Showing posts with label Kospi. Show all posts
Showing posts with label Kospi. Show all posts

Friday, February 12, 2016

Japan's Nikkei Crash 4.84%, Hong Kong's HSI Plummets 1.22% and Korea's Kosdaq Halted After 8% Crash!

Woe to Japan's pensioners. Continuing stock market losses might just bleed Japan's Government Pension Investment Fund (GPIF) dry. The GPIF had been pressured by the Abe administration in 2014 to makeover its portfolio by increasing its exposure in the stock markets (domestic and global). Now stock market losses have been mounting.

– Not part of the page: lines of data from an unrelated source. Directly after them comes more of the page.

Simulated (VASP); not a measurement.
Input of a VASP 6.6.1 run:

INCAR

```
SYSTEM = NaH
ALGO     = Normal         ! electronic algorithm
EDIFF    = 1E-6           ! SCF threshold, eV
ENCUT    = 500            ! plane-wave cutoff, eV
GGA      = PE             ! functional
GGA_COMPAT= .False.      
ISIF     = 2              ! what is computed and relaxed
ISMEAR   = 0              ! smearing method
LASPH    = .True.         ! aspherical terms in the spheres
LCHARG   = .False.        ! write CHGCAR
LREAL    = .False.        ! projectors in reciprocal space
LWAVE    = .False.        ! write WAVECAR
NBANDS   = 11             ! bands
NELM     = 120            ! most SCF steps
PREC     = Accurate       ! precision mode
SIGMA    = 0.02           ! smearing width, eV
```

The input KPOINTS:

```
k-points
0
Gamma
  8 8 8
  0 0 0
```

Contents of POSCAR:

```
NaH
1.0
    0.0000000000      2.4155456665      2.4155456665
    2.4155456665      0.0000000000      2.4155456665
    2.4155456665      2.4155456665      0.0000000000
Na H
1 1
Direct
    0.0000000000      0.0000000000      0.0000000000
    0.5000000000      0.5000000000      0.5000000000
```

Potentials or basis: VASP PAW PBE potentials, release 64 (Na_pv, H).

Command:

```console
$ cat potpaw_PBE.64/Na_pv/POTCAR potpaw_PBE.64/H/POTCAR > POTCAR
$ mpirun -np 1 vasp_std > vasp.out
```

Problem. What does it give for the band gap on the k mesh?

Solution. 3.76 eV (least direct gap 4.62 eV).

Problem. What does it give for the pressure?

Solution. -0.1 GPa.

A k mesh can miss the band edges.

It has been a brutal week for the Japanese stock market. Today, the Nikkei 225 suffered another 4.84% crash! Today's slump marks the third consecutive day of heavy losses for the key benchmark this week.


From Bloomberg:
Stocks plummeted in Tokyo, with the Topix index posting its biggest weekly loss since 2008, as global equities plunged into a bear market and the yen rose to its highest level in 15 months.

The Topix sank 5.4 percent to 1,196.28 at the close in Tokyo as trading resumed after a holiday, capping a 13 percent weekly decline. The Nikkei 225 Stock Average fell 4.8 percent to 14,952.61. The yen traded at 112.45 per dollar after touching 110.99 on Thursday, the strongest level since Oct. 31, 2014, when the Bank of Japan eased policy.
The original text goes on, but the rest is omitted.